September 2025 Insights
Lululemon Loses its Stretch
Lululemon has been one of the worst performers in the S&P 500 in 2025, with its share price down nearly 50% year-to-date. Driving this fall has been the company’s comparable sales in the Americas, which is its largest market. The company’s management cut their guidance as the US business is now expected to shrink 1-2% this year, a sharp reversal for a brand that grew annualised revenue at 22% over the past five years.
The slowdown reflects both internal missteps and broader pressures. Lululemon has leaned heavily on its core franchises, allowing product cycles to stagnate. CEO Calvin McDonald has acknowledged that product fatigue has set in, with seasonal colour updates failing to excite shoppers especially in the casual and lounge categories. New styles account for just 23% of the assortment, below target levels pushing consumers toward competitors like Alo and Vuori, while low-cost knockoffs at major chains such as Costco further erode the brand’s edge. Macro headwinds are adding to the pressure, with tariffs weighing on profits and higher living costs squeezing Lululemon’s core customers. US store traffic dropped 8.5% last quarter, underscoring weaker confidence and a shift toward value-driven spending.
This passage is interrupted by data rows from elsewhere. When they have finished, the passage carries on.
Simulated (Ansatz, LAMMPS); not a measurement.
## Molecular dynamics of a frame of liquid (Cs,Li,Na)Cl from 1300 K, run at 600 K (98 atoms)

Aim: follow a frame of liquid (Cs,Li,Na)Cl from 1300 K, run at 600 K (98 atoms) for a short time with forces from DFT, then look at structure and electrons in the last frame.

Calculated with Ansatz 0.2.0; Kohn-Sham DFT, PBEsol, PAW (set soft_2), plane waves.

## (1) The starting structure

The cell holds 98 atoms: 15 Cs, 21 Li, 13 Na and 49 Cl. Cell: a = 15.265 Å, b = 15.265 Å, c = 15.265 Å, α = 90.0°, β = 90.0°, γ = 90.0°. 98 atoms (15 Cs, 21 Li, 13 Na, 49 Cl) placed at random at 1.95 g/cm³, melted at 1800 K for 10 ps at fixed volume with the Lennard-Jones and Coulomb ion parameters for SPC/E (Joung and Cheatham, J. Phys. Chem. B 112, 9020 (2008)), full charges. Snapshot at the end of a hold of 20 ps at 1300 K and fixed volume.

Competition in the premium activewear market has intensified as the segment matures. US activewear sales continue to grow at a steady pace, but softness at the high end has left Lululemon exposed to more fashion-forward challengers. International markets remain a relative bright spot, with China delivering strong double-digit growth, though management has already moderated its outlook there. To reignite momentum, Lululemon is shifting away from incremental colour refreshes toward genuinely new designs, with fresh product expected to reach stores in H1 2026. The company aims to lift the share of new styles from 23% to around 35% by Spring 2026 while also developing faster “chase” capabilities to better capture emerging consumer trends.
For now, Lululemon’s competitive edge looks diminished. With slowing US momentum, tariff headwinds, and rising competition, the brand faces an uphill battle to regain its once-dominant position in athleisure. At High Street, we look for companies with durable moats that have the ability to defend and extend their advantage over time. We currently hold no exposure to pure-play athleisure, as we see the category as commoditised and overly reliant on shifting consumer trends rather than resilient through cycles. In contrast, companies like Nike and Adidas, with proven moats and diversification across performance and lifestyle categories, present far stronger long-term investment cases. We continue to monitor these opportunities closely, assessing fundamentals to weigh risk and return before considering inclusion in our portfolios.